Day 1 was spent getting sand, lime and cement mix from 'the city', finishing up the last little bit of weed whacking now that we bought some more twine for the weed whacker, setting up and watching our straw bale house building movie to make sure we knew what we were about to do.. It helped...a LOT!!
The next morning we started early, Papa got out his bale building book to make sure of his recipe for mixing the plaster and then he took a deep breath and started mixing!! The kids watching from a distance!! We had wanted to rent a mortar mixer but couldn't find one so we rented a cement mixer instead. We'll rent the cement mixer again.. though next time we are also going to buy another wheel barrow! The cement mixer came from town and we would have had to drive to the 'city' for the mortar mixer which means several hours of driving back and forth when the cement mixer did a very nice sized load, a wheel barrow almost full, which is about an hours work! The bagged stuff on the pallet is the cement mix and the lime, the big feed bags are two grades of sand, one fine and one a mix. The black garbage bag is chopped straw from the weed whacking.

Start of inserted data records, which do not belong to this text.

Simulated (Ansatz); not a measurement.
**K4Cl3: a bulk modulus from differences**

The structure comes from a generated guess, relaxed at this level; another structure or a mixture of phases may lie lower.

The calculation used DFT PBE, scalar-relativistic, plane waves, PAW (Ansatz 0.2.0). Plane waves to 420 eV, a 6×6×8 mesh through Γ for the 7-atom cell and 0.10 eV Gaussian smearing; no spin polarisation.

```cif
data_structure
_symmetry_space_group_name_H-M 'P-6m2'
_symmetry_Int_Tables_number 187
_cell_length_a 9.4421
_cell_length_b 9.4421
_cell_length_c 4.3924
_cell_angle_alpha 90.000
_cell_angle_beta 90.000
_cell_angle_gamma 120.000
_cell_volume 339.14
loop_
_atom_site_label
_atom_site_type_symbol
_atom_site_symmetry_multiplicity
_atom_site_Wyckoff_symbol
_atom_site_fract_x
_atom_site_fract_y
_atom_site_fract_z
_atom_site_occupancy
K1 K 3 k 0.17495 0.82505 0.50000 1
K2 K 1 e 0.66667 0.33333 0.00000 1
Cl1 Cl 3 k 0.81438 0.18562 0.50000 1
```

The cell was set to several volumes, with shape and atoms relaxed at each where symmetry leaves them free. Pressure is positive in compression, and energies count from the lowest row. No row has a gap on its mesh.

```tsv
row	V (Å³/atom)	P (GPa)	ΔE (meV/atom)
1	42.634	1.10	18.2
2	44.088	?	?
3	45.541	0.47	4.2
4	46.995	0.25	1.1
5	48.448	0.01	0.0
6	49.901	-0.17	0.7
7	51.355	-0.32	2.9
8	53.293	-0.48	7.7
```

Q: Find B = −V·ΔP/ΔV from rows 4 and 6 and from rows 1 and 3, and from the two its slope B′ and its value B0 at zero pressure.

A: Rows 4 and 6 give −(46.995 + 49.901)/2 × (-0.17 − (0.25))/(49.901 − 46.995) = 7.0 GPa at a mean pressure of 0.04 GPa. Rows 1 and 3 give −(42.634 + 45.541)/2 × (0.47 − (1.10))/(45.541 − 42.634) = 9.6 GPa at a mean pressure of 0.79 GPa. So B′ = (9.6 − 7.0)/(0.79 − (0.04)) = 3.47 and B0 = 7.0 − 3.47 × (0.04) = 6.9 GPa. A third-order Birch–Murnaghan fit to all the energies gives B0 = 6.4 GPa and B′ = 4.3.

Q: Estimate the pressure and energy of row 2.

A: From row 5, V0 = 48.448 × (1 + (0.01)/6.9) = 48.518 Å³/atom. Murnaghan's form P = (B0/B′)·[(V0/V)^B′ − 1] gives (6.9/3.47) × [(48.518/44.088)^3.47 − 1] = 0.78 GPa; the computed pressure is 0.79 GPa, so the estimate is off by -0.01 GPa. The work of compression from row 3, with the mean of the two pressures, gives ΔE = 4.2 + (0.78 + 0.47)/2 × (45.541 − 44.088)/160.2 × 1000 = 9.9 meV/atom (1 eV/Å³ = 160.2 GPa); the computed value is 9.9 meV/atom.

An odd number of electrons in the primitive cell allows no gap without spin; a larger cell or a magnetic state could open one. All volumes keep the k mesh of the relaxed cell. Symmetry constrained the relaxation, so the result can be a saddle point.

The mix? 20 shovels of sand, 10 of lime, 2 of cement and a couple of large handfuls of chopped straw per shovel of lime!! Yup that's it!! Easy as can be!! Oh and some water to make it look like dino poop!! :)
Papa's got a load on a 'hawk' getting a feel for the texture of the plaster.. we started at the FAR end of the house so that we could learn out of sight of every person who ever comes on the place.. :) It went well though and even the back looks nice. We did get better and better through out the weekend and the next coat will not have the learning curve so it should go easier and faster! We did about 11 or 12 wheel barrow loads of plaster over 4 days. Each load took about an hour depending on how long we could both work on it. I was in and out with some loads as I had kids, meals and what have you to deal with but Papa only did two loads alone so I guess I was helpful :)
With plastering you have to do 3 coats, the scratch coat, the brown coat and the finish coat. Each has it's own fine points and the scratch coat is the roughest.. a good one to start with!! The scratch coat is also the only one with straw in the mix and the only one where you can do more then one layer to fix holes or what not. The scratch coat is also the ugliest!! You have to 'scratch' the semi wet walls to make a hold for the next layer to grab on to!
The very 1st load hits the straw!! The trick is to push it on hard so that it meshes with the straw and stays put.
R trying her hand at it!
E loves her new helmet and kept it on while we played with the plaster. Note they are standing on puddles.. you have to wet the straw down before you plaster. When the plaster dries it needs moisture to harden properly which the wet walls give it. Without that moisture the plaster would harden and fall off!!
Yes.. it felt VERY Strange to wet down the straw bale walls we have been protecting from water since last fall!! It truly was one of those.. OH MY WE HAVE NO IDEA WHAT WE ARE DOING moments!!
J loading up R's trowel. The girls and L do not have the arm strength to push the plaster into the straw.. it kept falling off and they didn't last long. J worked with us several times and enjoyed it a lot. If we were working he wanted to be but there were only so many spots he could reach.. he did do a goodly chunk of the front wall.
Dino poop!! LOL!!!
If L had the interest he probably could have done well too.. he just wasn't at all interested.
The wall with about 3/4 of a load of plaster on it. The other side by the door had the rest. Looking good!!